Much like the Tulsi plant, paan is also considered sacred in several rituals. Despite the significance of paan in the country, it does not have its origins in India. Food historian KT Achaya wrote in his book, Dictionary of Indian Food, that betel leaves are of Southeast Asian origin. 

Although some other texts have traced back the paan’s origin to Indian roots. Tambul, tamalapaku, nagavalli and nagarbel, the paan is known by different names in different Indian languages. The ancient sixth-century Hindu text Skanda Purana, mentions paan leaves in the story of Samudra Manthan, the churning of the ocean by the Indian gods and demons. Out of all the objects that promised the nectar of immortality one of them was the betel leaf. 

Perhaps the most famous religious legend is the one in Mahabharata which has led Hindus to believe that deities actually reside in different parts of the betel leaf, specifically, Shukra and Indra, who reside in the leaf’s top half. Goddess Saraswati is present in the middle, while Mahalakshmi occupies the lower tip and Vishnu lives inside the leaf, while Kamdev and Lord Shiva reside outside of the leaf. Yama, the God of Death is said to reside in the stalk, the part of the leaf which is usually shunned. 

Another story in  Ramayana says that the time when Hanuman reached Lanka to convey the message of Lord Ram to Sita Devi, the overwhelmed Sita gave him a betel leaf garland since she couldn't find anything else to offer him. This is a big reason why paan leaves are used to worship Shri Hanuman to this day. 
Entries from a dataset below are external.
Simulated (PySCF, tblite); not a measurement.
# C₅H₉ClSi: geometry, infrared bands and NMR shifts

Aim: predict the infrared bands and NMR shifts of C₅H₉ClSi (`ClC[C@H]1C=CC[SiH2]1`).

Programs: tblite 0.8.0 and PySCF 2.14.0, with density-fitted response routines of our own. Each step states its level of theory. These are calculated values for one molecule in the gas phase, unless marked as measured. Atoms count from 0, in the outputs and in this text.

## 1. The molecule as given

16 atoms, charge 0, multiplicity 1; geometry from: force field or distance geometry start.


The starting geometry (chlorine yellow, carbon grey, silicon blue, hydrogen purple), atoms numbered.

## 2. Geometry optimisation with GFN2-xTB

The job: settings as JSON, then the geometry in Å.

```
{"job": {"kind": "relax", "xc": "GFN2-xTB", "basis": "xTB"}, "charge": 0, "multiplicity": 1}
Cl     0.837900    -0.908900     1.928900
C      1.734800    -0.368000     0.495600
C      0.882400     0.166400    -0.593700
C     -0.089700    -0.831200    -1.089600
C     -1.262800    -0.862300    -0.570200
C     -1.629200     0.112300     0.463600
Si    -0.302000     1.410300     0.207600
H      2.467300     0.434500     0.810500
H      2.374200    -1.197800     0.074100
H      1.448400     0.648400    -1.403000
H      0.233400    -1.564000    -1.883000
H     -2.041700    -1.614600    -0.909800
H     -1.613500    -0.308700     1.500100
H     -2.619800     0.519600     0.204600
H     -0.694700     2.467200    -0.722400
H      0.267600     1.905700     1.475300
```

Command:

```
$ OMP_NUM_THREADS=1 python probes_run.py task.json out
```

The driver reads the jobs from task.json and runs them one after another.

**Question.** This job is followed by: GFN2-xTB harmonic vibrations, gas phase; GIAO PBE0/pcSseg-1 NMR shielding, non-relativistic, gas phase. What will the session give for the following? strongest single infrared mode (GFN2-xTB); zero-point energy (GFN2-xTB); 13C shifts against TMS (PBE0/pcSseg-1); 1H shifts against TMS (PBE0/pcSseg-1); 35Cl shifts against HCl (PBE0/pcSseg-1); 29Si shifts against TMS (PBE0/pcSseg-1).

Another big reason why paan is deemed so important in weddings is because according to some Southeast Asian traditions, a combination of paan leaves and Areca nuts symbolises loyalty in love. It's customary in some South Asian families to offer paan leaves when the families sit together to discuss wedding plans for the first time. 

A famous Malayan saying goes, "bagaikan pinang dibelah dua" which means a couple is as compatible as a betel leaf when divided in half. In Assam, paan and betel nuts are offered to wedding guests along with the invitation cards, while in West Bengal, brides walk up to the mandap covering their faces with betel leaves.